A conversation about the role of learning and evaluation in philanthropy with Yvonne Belanger.

1. How did you end up in philanthropy?

I’ve always been attracted to mission-driven work. I started out as a teacher, where I wanted to work with one student and one classroom at a time for positive change. Eventually, I moved into educational evaluation, where the goal was to improve a program or an institution. Then, I shifted to philanthropy, which I saw as an opportunity to think across whole systems and explore how to support their efforts to change.

2. What excites you most about learning and evaluation work?

I’m a big fan of Michael Quinn Patton, who says that evaluators are a bit like Don Quixote: they see the world not as it is, but as it could be. As an idealist and an optimist, that really excites me. Through learning and evaluation, we can understand how to change the world and reimagine what it could be.

3. What are your top priorities at Barr for the next six months?

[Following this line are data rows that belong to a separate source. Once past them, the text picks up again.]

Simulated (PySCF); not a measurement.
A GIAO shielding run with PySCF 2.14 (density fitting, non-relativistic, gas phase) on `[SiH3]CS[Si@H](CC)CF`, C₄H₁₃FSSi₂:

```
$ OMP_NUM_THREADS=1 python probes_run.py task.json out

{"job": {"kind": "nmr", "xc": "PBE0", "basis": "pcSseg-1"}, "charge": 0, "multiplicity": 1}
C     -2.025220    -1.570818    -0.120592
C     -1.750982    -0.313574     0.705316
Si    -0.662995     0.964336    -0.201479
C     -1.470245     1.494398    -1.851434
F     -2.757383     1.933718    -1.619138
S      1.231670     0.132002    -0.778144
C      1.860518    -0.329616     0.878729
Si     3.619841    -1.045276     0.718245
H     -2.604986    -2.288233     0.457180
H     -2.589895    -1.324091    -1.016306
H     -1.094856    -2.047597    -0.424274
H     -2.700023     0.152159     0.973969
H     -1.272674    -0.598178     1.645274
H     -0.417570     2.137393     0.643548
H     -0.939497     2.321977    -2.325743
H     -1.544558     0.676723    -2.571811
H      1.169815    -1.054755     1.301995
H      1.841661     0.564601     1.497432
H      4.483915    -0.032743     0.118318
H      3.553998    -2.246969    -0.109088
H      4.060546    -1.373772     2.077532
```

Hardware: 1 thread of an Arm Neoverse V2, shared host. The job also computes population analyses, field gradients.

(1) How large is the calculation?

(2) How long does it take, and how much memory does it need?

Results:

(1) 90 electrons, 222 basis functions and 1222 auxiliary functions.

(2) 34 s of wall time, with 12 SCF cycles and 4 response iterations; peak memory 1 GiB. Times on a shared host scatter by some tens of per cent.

My long-term goal is to ensure that our program teams have the right tools and systems to evaluate progress and impact. In the short term, I’m focused on our current practices to understand what’s working and where there are opportunities for improvement. I’m diving in right away with our teams on their ongoing evaluation projects. Over the next few months, I’d like to get more concrete with the specific evaluation practices and tools we’d like to adopt. We will soon have the opportunity to learn from our Grantee Perception Report, and that feedback will shape what we decide to prioritize. Ultimately, I want everyone to feel that the time they spend on learning and measuring outcomes is time well-spent.

4. What attracted you to the Barr Foundation?

Barr’s goals and culture were very much aligned with the sort of philanthropy that I find most inspiring. I love working with people who have a positive vision of the future and are passionate about changing people’s lives for the better, with values of humility and respect. Up until now, my career has been focused entirely on education and educational evaluation—including when I was at the Gates Foundation. So, I was also really attracted to the opportunity to expand my focus into arts and climate—two other issues I care deeply about.

5. Barr has been deliberate in phrasing “learning” before “evaluation.” Why emphasize “learning” first?

If we evaluate and don’t do anything with the results we find, then it’s pointless. Evaluation is a systematic way of understanding the worth of what we’re doing and understanding the “why” if change occurs, or doesn’t occur. Learning is about behavior change, including the behavior of funders and grantees. If we don’t design evaluation to be useful in catalyzing change, then it’s a waste of effort and resources. If evaluation can prompt positive change and increase our impact, we’ve reached a greater purpose.

Evaluation is a systematic way of understanding the worth of what we’re doing and to understand the 'why' if change occurs.

6. In your work, where have you seen learning and evaluation be most beneficial?

Learning and evaluation are most helpful when the questions are clear, and everyone understands what the purpose of the evaluation is, and what we’ll do with the answers. Learning and evaluation should be tools for ensuring that all our good intentions, resources, and planning are focused towards achieving positive impact.

7. Are there times when learning and evaluation can be unhelpful?

When evaluation depends too much on quantitative measures and outcomes, it can actually inhibit real learning. It can put pressure on grantees to focus only on what’s working, to cherry-pick data that makes them look successful out of fear of talking about failure, and to focus too much on what was achieved. It’s crucial to focus on why programs succeeded or didn’t, and how they could be improved. If evaluation is overly focused on results, then it becomes too associated with judgment instead of learning.

Learning and evaluation are most helpful when the questions are clear, and everyone understands what we’ll do with the answers.

8. You lived in Boston before, but have been away for 18 years. What have you noticed?

When I last lived here, the Big Dig was in full swing, so it’s amazing to see the positive changes, particularly in the North End. I used to live in Roxbury, and the development has been dramatic – I hardly recognize my former neighborhood. I love the diversity of the city, and that it continues to evolve with new waves of immigrants. Although some neighborhoods have changed, the multicultural character of the city and its deep sense of history are still its defining characteristics.